There are a lot of reasons to hate eDiscovery, I suppose. Personally, I don’t truly understand the attorneys who avoid it like the plague. You’re never going to understand it if you don’t do it, and you’re giving up on a lot of potentially important information by refusing to use it.
On the other hand, I kind of get it. This isn’t the law you were trained to practice (or some other similar BS). To you, adding eDiscovery makes everything in your case one layer more difficult.
The problem with that position is that it’s not just annoying, it’s downright ignorant. First, I don’t care that eDiscovery isn’t something you started your practice with. For many of you, neither were computers. You use them now though, so what’s the problem? Second, there’s a reason why it adds a new layer of information – because we’re now keeping that information!
But here’s the biggest thing – if you’re unwilling to engage in eDiscovery, you’re going to be completely unable to perform your role as an attorney. Why? The Internet of Things, that’s why.
What is the Internet of Things?
There have been far too many excellent descriptions of the internet of things for me to really get into it here (and I just don’t feel like writing this post until 5AM tomorrow morning). I’ve linked to a couple of them, so if you’re really curious, check them out.

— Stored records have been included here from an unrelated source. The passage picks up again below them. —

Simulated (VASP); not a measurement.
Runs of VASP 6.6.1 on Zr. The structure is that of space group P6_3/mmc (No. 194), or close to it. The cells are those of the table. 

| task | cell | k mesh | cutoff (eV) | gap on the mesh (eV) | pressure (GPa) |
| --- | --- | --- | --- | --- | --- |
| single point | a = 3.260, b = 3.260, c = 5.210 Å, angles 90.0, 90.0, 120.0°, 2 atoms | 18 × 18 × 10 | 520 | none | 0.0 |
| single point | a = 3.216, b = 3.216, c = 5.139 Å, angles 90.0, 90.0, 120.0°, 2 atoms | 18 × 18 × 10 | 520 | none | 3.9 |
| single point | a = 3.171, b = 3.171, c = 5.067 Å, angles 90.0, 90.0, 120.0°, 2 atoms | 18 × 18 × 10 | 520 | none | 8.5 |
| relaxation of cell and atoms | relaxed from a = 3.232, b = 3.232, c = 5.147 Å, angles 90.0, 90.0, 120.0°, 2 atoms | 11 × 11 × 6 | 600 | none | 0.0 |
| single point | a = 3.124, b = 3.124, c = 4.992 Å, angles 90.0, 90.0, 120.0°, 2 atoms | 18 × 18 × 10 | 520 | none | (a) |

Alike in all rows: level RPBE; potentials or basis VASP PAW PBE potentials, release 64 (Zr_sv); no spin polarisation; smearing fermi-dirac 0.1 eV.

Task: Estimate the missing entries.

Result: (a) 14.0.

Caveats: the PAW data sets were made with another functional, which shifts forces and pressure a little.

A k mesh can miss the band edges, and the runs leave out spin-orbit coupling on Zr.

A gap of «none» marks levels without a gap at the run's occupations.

As a summary, though, the Internet of Things is essentially what it sounds like: your things, connected to the internet. An example? Your Nest Thermostat, which tracks your heat and air conditioning use, and then through a complex algorithm, optimizes your home’s heating and cooling systems based on the inputs.
One item that I’ve discussed at length is the Smartwatch. Whether it’s the high-end Apple Watch or the relatively low end (and still absurdly expensive by comparison) Fitbit, they track your health to help make you… healthier.
But they can’t do much, from tracking your use of Uber to analyzing how safely you drive for your insurance company, without taking data you create and processing it. They’re looking for trends, whether to be more helpful or to make more money.
What does the Internet of Things have to do with eDiscovery?
Honestly, if you actually just asked that question, you might need to go to some ethics CLEs. Now.
Ok, so that’s not entirely fair. Particularly with the headline I gave to this article.
A lot of lawyers consider eDiscovery to be a royal pain in the ass. It’s been made that way by the exact same type of litigants who have made every part of litigation a pain in the ass over the last 30 years – large corporations. They’ve used every tool at their disposal – hiring excessive numbers of experts, ensuring litigation lasts forever, and denigrating the jury system – to make sure that they’re the only ones who can afford it.
They’ve done that with eDiscovery. It can really suck when the weasels of the system control it. But no matter where you stand on how we got here, we’re here. You need to be competent in eDiscovery. If you’re not, you will be obliterated by the Internet of Things. In the event I’m not being clear, I’m flat out saying that you will not be able to ethically serve your clients. Period.
1) You won’t know what data exists in the Internet of Things, much less how to use it.
In order to ask for something in discovery, or properly respond to a request, you have to know whether or not something even exists. This can be complicated even now, particularly with discovery of social media.
Yet not knowing what data exists in social media can be devastating to your case. Furthermore, even if you’re familiar that it exists, do you know how to use it? Do you understand what all the metadata in a Tweet really says? No.
The Internet of Things takes that to a new level. Do you know that your car tracks where you go? Do you know that the opposing party’s garage door opener tracks when he leaves? How about what types of commands are being taught to your kid’s Google Bear?
If you don’t know what data exists, you’re unprepared to adequately advise your client about its potential impact on litigation or any other legal matter. You’ve put your client at a disadvantage, solely due to your own refusal to understand.
2) You won’t know how to get the information.
What do you do when you know information exists, but the other party refuses to produce it? Well, if it’s solely under that person’s control, you’re stuck with a motion to compel. But if it’s something like their cell phone records, you have the wonderful Rule 45 subpoena.
Have you ever tried using that to get information from Facebook? If you have, you might be familiar, then, with the Stored Communication’s Act.
While much of the question about the data’s availability will come down to what type of business the company is in (communications service vs. remote computing), the Internet of Things brings an entirely different question: ownership.
Who owns the data they collect? Is it the user or the company? If it’s the user, then you shouldn’t even need a subpoena, right? (Conversely, if the user owns the data, you’d be obligated to retrieve the data.) What if it’s the company? Do you need to issue a subpoena? Does anyone even have a right to access the data?
Refusal to participate in eDiscovery won’t make those questions go away. However, it will ensure that when those questions are asked, you won’t have the answer. More importantly, you won’t be able to factor the answers into your litigation plan or the contract you’re drafting. If you’re in-house counsel, you’ll be unable to adequately prepare your company for the costs of discovery.
3) You won’t be able to determine what data is relevant.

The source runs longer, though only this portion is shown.